Actually, I made the second post in this thread but since then have just been lurking.

 The OpenSSL issue is a very important point. We already disabled some
 compiling options for other projects (e.g. ffmpeg) because of
 licensing issues, and I think we should do that in this case, too.

I'm still keen on avoiding a license thread, but it's probably a good idea to try to summarize the issue:

As I understand it, the openssl license imposes some "advertising" requirements on distribution that make it incompatible with GPL. There may be a "system library" exception to this incompatibility, but openssl is not considered a system library on Windows. Furthermore, static linking to openssl means that the library is packaged with the application, precluding the "system library" exception.

A clearly problematic scenario would be where software is distributed in compiled form linked to both GPL software and openssl. GPL requires GPL compatibility of the distributed software, but this is impossible because of openssl. The concern motivating this thread is that someone might accidentally do this.

GPL imposes no requirements on non-distributed software linking to GPL software, so non-distributed use poses no problem.

It might also be permissible to distribute software linked to both openssl and LGPL software. This depends in part on one's view on LGPL and static linking.

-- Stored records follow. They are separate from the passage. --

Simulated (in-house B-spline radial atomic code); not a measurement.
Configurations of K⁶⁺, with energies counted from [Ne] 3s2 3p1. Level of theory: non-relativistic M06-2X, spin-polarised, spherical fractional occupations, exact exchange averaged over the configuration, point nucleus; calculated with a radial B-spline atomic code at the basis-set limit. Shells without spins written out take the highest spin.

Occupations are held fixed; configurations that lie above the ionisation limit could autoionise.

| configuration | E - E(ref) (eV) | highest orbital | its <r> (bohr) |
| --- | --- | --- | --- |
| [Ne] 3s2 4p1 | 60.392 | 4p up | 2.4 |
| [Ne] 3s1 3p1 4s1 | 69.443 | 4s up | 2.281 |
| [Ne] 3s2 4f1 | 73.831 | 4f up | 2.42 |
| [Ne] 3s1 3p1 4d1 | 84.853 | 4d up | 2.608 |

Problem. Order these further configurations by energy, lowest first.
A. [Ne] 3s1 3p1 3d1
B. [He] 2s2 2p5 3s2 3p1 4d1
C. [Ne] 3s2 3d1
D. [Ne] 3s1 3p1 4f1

 While I fully agree with Tony that it is the developers'
 responsibility (i.e. not our responsibility) to be aware of and to
 solve the licensing issues of their projects, I also think that
 mingw-cross-env should always provide sensible defaults.

 With "sensible defaults" I'm thinking of two points, in that order:

 1) don't make the developer run into unexpected licensing issues
 2) make the packages as feature complete as possible

If "unexpected licensing issues" are mostly likely to be caused by accidentally mixing openssl and GPL, then the ranking here may be assuming that mingw-cross-env is used primarily (or most importantly) for producing GPLed distributables. This is not obvious, given the use cases of non-distribution and license-more-liberal-than-GPL. Of course Volker is entitled to define the mission of mingw-cross-env to be to buld GPL distributables, but I don't know if that is his intention.

 Having clarified those general points, let's come to the concrete
 case of Qt + OpenSSL:

Qt is not unique in this respect. Other packages depending on openssl include postgresql and gsoap.

 I've always been wondering why so many projects are using OpenSSL.
 There's the excellent GnuTLS library which provides the same
 functionality and has a plain LGPL license (LGPL 2.1 or later).

 I see why BSD-licensed projects are prefering OpenSSL over GnuTLS.
 But I don't see why any GPL/LGPL-licensed project would want to use
 OpenSSL. In particular, I don't see why Qt is using OpenSSL.

I imagine the explanation is history and lack of motivation to change course. Openssl is tried and tested. Openssl + GPL is probably not a great worry, since Qt can be used under LGPL or commercial license. Even if one uses Qt under GPL, openssl is a system library on most targeted platforms.

Qt would probably be open to a contributed alternative gnutls backend for QSqlSocket, but it's not on their own roadmap.

 It would be great if our Qt expert, Mark Brand, could elaborate this
 issues. Mark, do you think it is a good idea to disable Qt's OpenSSL
 support in mingw-cross-env by default?

As you already pointed out, it's desirable to make packages as feature-complete as possible. The question is how to rank this with GPL compatibility. If GPL compatibility is ranked higher, then openssl features should probably be disabled by default for all packages, since any package could conceivably be combined with GPL software.

A compromise could be to continue to enable openssl where sensible, but also maintain a "GPL safe" branch of mingw-cross-env where openssl is completely purged. Would the slight effort for this be worth the benefits?